A Breakfast That Actually Does Sound Worth the Hike
A Breakfast That Actually Does Sound Worth the Hike
Adassi in Tehran
If there’s one thing that you’ll notice immediately about Tehran, it’s the picturesque mountain-range backdrop provided by the Alborz, whose 16,000-foot peaks loom high over the city below. In winter, you can ski there, and need proper snow gear to make the ascent on foot. In the height of the summer months, however, with the center of town sweltering, the mountain valleys offer some much-needed respite from the heat, traffic, and pollution.
A series of well-established cafes and eateries line the lower reaches of the most popular and accessible routes, ranging from luxurious traditional sofrekhane restaurants and some of the city’s most-loved kebab joints (lower down) to simpler fare for serious trekkers and day hikers further up. It is here that I’m aiming to reach, early one weekday morning, in search of a plain, filling dish of adassi, the heart-warming breakfast of climbers.
Over the years, the sprawl of Tehran has extended all the way up into the foothills of the mountains, which means that, unlike many other cities, there’s no need to leave town to reach the hiking trails. I take the earliest metro service north to Tajrish Square, then a five-minute taxi ride later, I’m standing at the gates of Darband.
The path, which follows the twists and turns of a rushing stream, starts out well-paved and easy on the legs, so even families with young children and the elderly can enjoy the scenery. After a couple of miles, the gradient increases and the shops and restaurants get smaller and more spaced out. Supplies have to be brought up by mule, which means there is plenty of traffic on the trail, even at this early hour. The air is cool and welcoming, with the sky bright but the sun not yet risen above the rock walls towering above the sides of the valley.
After an hour of walking, I find what I’m looking for: a friendly, tree-lined, riverside restaurant, nestled in a niche of open space between two imposing crevices. There are no seats, just wide divans, the traditional Persian carpeted and cushioned platforms for eating, relaxing, and sleeping. Removing my shoes and settling in, I order adassi and chai (tea) and listen to the rushing water below and the birdsong from the trees above.

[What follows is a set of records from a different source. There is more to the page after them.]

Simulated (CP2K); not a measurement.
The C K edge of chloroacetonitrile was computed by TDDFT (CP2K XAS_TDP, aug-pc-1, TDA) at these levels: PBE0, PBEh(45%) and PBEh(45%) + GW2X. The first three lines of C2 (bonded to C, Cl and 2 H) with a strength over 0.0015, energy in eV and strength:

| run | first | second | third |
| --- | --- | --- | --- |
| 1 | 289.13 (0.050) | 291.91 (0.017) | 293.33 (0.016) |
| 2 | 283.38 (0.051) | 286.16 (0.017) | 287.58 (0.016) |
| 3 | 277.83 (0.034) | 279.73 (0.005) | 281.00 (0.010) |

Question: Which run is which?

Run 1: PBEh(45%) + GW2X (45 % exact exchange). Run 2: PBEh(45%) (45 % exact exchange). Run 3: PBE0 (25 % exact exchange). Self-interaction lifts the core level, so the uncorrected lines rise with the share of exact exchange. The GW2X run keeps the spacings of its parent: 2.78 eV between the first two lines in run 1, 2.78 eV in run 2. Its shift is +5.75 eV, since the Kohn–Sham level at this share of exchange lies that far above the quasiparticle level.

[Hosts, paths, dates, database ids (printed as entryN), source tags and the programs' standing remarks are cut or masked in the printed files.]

The tray arrives minutes later, steaming in the morning air, and I eagerly tuck in, my appetite roused from the hike. The ingredients can vary, but usually include brown lentils, onions, diced potato, and spices, creating a rich, thick, warming broth. The original recipe takes true dedication, since the chef must get up and start cooking well before dawn, simmering the adassi slowly for several hours in a huge cauldron, traditionally over an open fire. It is eaten with bread—here, the sturdy workman’s barbari—and together, they’re enough to fuel a day’s labor or, in my case, an escape up to the higher slopes.
There, you have the reward of seeing Tehran unrolled like a patterned carpet beneath you, stretching almost to the horizon, with the haze below reminding you of the worthwhile effort you’ve made to clear your lungs, exercise your body, refresh your mind, and earn your breakfast.